Sepa was created by the European Commission to create a single payment clearing system for the 15 countries that use the euro. It will standardise the cost of transactions from country to country.

Although the UK does not use the euro, businesses with a presence in the Eurozone will need to change their processing systems if they want to make lower cost Sepa transactions.

Banks will have to either upgrade the technology used to process payments or outsource the service. Upgrades include new software and extra network connections to European clearing houses.

According to research from Pierre Audoin Consultants (PAC), the majority of banks will look to outsource the service because the cost of doing it in-house will make it unprofitable to most banks.
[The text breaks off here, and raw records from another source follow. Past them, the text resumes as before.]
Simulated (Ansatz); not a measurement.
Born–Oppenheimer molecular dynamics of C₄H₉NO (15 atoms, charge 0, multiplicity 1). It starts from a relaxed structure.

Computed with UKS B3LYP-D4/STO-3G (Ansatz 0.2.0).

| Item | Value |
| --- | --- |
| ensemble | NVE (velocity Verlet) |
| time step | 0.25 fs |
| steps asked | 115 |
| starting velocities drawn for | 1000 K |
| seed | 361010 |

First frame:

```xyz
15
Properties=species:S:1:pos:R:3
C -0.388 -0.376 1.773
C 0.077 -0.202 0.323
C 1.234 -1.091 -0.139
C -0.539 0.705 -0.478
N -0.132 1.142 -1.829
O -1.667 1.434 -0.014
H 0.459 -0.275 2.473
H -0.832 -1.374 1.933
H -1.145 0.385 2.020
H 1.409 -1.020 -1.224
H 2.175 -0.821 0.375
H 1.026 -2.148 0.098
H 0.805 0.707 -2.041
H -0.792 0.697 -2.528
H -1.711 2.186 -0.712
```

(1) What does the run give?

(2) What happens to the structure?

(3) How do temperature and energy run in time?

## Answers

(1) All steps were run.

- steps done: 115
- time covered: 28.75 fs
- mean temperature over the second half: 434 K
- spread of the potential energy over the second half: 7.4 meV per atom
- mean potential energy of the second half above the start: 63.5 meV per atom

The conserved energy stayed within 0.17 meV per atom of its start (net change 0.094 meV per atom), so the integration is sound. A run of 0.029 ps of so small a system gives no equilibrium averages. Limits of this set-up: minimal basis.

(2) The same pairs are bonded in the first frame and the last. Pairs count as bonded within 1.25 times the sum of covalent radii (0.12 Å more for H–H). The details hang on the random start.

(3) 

HBOS, for example, is outsourcing Sepa processing. It has signed a three-year contract with Belgo-Dutch bank Fortis for the clearing and settlement of euro payments.

"HBOS is a UK-focused bank so this approach makes strategic sense for us," said Graeme Donald, head of industry and product development at HBOS Payment Services.

But outsourcing this process is not exclusively for small or regional banks, said Rajeena Brar, banking and insurance consultant at PAC.

"Some larger banks will prefer to outsource Sepa if this is not an area of priority in terms of investment and if they wish to make better use of their scarce resources to become profitable and grow," said Brar.

However, Brar said banks that want to keep control over their core processes will insource.

Agustin Lago, payments risk head of global payments at Barclays Commercial, said the bank has a system for Sepa cross-border payments. He said this offers more flexibility and control than outsourcing.

"To achieve this the technology investment has been mostly to upgrade our systems to support the Sepa cross-border payment functionality," he said.

Some larger banks with advanced payment processing platforms that have upgraded software are offering outsourcing services to other banks, turning Sepa processing into a revenue generator.

ABN Amro is planning to use its core technologies to provide Sepa processing services to other banks. The bank has connections to every major clearing house in Europe, and as a result has a network in place to route payments to anywhere in Europe automatically.

Mike Hampson, head of financial institutions, transaction banking at ABN Amro, said that by doing this the bank will reduce internal costs through economies of scale and also build revenue.

Hampson said banks will outsource for a number of reasons, but the arrival of Sepa and changes to transaction processing will make many banks rethink their strategies. "Where major investments have to be made in platforms, people question whether they should make these investments themselves," he said.